Doug (Tim Allen) is a dentist with a wife and young boy, Woody (John Travolta) is a man whose life is falling apart as he loses not only a wife but all his money as well.
Bobby (Martin Lawrence) wants to be a writer but his wife forces him back to work as a plumber and lastly Dudley (William H. Macy) is a computer geek who cannot even talk to women.
Wanting to get away from his problems Woody suggests that the Wild Hogs (the biker gang name they had in their youth) go on a journey, a road trip to the pacific coast. At first reluctant the others soon decide that it could actually be a good idea, that getting away from their stressful jobs, family and mundane lives could reinvigorate them and drag them out of the rut they are all in.
Of course things don't go entirely to plan and an encounter with a band of 'real' bikers in the own bar soon changes everything they hoped their trip would become.
Wild Hogs has a truly great cast, Travolta, Allen, Lawrence and Macy are a mix of characters, and actors for that matter, that perfectly complement each other. Add in the perfect casting of Ray Liotta as the head of the other biker gang, Marisa Tomei and Jill Hennessy as the main female characters, the always good Stephen Toblowsky (a comedy actor supreme) as the local sheriff and John C. McGinley
(from Scrubs) as a motorcycle cop and you have a very impressive cast.
Sadly as good as the cast is on paper it doesn't gel properly on screen. The biggest problem from the beginning is that you don't really understand why the Hogs are still friends after all these years, they really do not have anything in common anymore at all. The only connection is their biker past but that wouldn't really hold them together as friends.
Without that the whole friendship doesn't really come across at all and as that is the fulcrum around which the film revolves it is a big minus point.
It is all too predictable as well. The story has been seen so many times before that it needs something a little special added to it to make it a bit different, and the script really doesn't do anything much to make you laugh. That is what makes you fed up the most about this film, most of the so called jokes are just not funny and when a comedy is like that then there is very little to recommend it at all.
The cast do try very hard but the four main actors really don't do much at all to impress, though I will say that this is the first time I have actually quite liked Lawrence.
The two women are only really there to look good as their actual participation in the storyline is very minimal, it is certainly a waste of Tomei's talent, not that she seems to get much chance to show us how good she is these days, the curse of the Oscar winning actress still follows her after all this time.

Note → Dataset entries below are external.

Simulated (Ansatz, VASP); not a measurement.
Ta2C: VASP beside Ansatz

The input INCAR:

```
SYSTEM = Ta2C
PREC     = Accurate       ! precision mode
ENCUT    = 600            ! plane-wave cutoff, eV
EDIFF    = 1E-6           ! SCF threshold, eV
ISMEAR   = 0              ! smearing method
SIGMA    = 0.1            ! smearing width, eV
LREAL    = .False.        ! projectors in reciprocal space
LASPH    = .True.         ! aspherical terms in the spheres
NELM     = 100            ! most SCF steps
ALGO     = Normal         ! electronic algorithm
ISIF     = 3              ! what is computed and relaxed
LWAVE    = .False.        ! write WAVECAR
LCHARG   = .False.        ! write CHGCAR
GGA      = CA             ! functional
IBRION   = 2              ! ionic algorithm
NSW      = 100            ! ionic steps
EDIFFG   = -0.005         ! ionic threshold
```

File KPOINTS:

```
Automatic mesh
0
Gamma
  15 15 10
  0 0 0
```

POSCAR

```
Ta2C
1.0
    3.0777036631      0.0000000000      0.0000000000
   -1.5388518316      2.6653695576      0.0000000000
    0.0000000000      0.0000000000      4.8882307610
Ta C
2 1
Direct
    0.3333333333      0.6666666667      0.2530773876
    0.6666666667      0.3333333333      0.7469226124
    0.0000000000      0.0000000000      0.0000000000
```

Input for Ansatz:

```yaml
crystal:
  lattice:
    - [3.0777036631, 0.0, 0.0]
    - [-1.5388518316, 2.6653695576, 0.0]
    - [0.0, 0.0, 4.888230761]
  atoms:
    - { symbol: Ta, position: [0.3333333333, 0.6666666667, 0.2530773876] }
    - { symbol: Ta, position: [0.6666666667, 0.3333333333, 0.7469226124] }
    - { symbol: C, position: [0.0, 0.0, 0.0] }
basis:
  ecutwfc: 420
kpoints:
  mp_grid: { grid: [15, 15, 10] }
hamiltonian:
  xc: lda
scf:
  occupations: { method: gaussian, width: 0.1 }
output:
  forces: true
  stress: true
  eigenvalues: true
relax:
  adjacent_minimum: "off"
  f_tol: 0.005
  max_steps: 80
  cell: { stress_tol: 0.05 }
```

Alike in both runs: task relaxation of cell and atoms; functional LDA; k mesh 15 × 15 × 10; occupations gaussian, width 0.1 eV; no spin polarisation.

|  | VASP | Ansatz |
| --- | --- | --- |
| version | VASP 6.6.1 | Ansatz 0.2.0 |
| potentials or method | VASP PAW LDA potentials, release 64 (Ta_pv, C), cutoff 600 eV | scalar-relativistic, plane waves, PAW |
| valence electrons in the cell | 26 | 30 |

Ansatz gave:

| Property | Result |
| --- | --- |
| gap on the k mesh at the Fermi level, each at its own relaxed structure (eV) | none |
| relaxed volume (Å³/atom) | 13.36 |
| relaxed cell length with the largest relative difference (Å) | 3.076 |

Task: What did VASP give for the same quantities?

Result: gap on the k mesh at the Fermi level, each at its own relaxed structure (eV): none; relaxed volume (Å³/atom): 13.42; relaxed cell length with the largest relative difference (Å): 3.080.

Ray Liotta comes out best, his trademark scary, nasty character but with a good sense of comic timing fits in perfectly with his character. When he is on screen you can tell the difference between him and the four main stars.
Wild Hogs is a Saturday afternoon, completely undemanding film that would be fun to watch on Tv. It certainly isn't worth paying to see in any form, there just isn't enough comedy in it for any sort of expense.
Still if you like any of the actors and don't mind a very lightweight, amusing little foray into wish fulfilment then it may just be worth seeing... just!